News and Opinion from Sisters, Oregon

Bee seminar makes for a sweet day

What a honey of day it was in Sisters last Saturday! Approximately 400 people from throughout Central Oregon descended on the Liddell Honey Bee Yard in the industrial park like a swarm of bees. In fact, that's what they were in town for: to learn about bees, buy their bees and get going as bee-keepers.

Five-year-old Addie Severson from Tumalo showed up at the yard, eager to see what she was buying with her own money and what she could learn to get into the honey business.

Several months back, Addie and her dad, Jeff, were counting up her savings from working in the family's dairy, and found there was more money than they thought. That started Jeff thinking of all the things she could do with it (toys, clothes etc.) - but she said she wanted to get some bees and sell honey. So, Addie ordered her bees from Liddell's and picked them up Saturday.

Addie had never been stung until last Monday morning (her parents knew it was just a matter of time). When they asked her how it happened she explained (through tears) that she was rescuing some bees from red ants, picked them up so the ants wouldn't get them - and was stung for her kindness. Did that slow her down? Not on your life! She's enjoying getting started with her bees.

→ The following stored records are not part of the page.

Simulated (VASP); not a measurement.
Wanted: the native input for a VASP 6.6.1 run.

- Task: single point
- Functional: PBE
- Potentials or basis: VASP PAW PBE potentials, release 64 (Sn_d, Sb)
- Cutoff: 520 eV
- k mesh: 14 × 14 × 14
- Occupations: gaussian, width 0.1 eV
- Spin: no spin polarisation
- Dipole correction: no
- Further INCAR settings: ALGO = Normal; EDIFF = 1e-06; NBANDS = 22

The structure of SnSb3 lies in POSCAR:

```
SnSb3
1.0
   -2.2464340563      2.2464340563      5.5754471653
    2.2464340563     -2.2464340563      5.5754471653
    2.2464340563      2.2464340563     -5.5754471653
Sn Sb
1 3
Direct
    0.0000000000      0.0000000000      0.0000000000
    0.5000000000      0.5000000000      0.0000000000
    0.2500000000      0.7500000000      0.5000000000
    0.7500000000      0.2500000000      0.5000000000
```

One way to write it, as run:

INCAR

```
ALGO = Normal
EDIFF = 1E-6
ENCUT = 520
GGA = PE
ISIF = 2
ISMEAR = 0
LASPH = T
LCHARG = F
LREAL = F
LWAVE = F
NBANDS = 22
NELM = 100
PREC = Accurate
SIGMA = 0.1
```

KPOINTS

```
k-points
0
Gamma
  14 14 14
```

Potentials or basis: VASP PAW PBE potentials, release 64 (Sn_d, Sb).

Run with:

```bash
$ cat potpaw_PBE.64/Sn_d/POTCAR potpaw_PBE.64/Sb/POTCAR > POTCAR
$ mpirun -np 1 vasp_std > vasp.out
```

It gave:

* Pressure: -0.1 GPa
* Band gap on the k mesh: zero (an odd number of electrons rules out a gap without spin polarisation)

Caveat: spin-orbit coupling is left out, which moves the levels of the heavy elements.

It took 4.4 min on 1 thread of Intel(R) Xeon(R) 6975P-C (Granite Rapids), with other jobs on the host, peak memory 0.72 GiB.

Perhaps the crowd that started rolling into the bee yard bright and early had the same thing in mind, and Peter, brother Chris, mom Debbie, brother Eric, his wife Trish and son, Josh were ready for them. The day before, they loaded up their horse trailer with around 300 boxes of bees that the bee enthusiasts had ordered.

The bee-day got rolling at 8:30 a.m. when Peter donned his bee jacket with the attached hood and veil, and began the process of teaching the first 200 or so people the proper method of installing bees in their Langstroth hive. He did it again at 10:30 a.m.

Peter set the tone right off the bat by telling a story about installing bees without protection, which is what he and most bee-keepers do most of the time. European honeybees (there are no native "honey bees" in North America, they were brought to the U.S. with the first colonists at Jamestown in 1612) are by-and-large peaceful creatures.

But Peter told about a box of bees that were in a bad mood; when he started to install them in their new home, he was stung thoroughly about the face and hands.

All the participants were paying close attention as he went through the process, step-by-step, answering many questions in the process.

When Ahja Camden of Redmond started gardening, she noticed bees coming into her flowering plants. The woman who owned the Camden property had a bee hive on the place and left it when she moved to Idaho, and the thought struck Ahja and her husband, "If one bee hive is good, two should be better." They went back to Redmond with their starter kit from Liddell's.

Marla Jo Hardy, a personal trainer who believes in "training hard, eating smart and playing often," went home with two boxes of bees, eager to install them (now that she knew how) and get the honey flowing into her life.

And so the day went: People learning about the value of pollinators in so much of what we grow for food. With the alarming drop in our native pollinators - especially the bumblebees - anyone interested in the value of fruit as a food product are keeping bees to ensure crop production.